PEOPLE across northern England fled in panic last night claiming the 'cloud gods were shooting darts of angry fire across the sky'.
'Thor and Jesus are clearly not happy.' Emergency services from Carlisle to Middlesbrough were stretched to breaking point as thousands of soot-smeared villagers used their 'sorcerer's talking boxes' to phone the fire brigade. But the exhausted crews were unable to keep up with demand as they dashed across the region, directing their hoses upwards in a bid to stop the clouds from bursting into flames. A Home Office spokesman said: "Their natural reaction is to phone 999 as most Northerners believe the sky to be no more than 30ft high."You would think that the firemen would tell them not to worry, but of course northern firemen are still Northerners."

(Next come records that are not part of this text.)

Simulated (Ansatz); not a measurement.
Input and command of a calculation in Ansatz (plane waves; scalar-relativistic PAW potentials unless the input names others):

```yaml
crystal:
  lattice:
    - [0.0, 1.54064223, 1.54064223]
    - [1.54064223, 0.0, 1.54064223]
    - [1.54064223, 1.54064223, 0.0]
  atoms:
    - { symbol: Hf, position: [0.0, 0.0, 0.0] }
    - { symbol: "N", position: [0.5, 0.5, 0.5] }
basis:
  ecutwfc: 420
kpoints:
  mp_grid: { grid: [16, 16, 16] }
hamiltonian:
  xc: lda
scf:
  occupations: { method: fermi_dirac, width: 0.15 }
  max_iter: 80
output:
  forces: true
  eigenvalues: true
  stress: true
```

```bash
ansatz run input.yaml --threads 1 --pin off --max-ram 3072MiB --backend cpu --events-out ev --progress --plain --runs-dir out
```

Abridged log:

Meanwhile, south of Peterborough, the phenomenon was attributed to the Perseid meteor shower. Cambridge astronomer Tom Logan said: "It is an annual astronomical event caused by debris from the Swift-Tuttle comet disintegrating in the upper reaches of the Earth's atmosphere. But of course to a Northerner, I may as well have said all that in Mandarin Chinese." He added: "They're really just children. Unfortunately they're also huge, drunk children who will fling an old woman onto a bonfire if they think her cat is up to no good."
Stephen Malley, the deputy leader of Northallerton District Council, said: "The gods have tested us tonight, but I am glad to say our brave firemen were up to the task and the sky remains intact." However, it is clear that we have angered our invisible cloud masters and they must now be appeased with an extended period of sacrificial blood letting. I suggest we start with the poofters."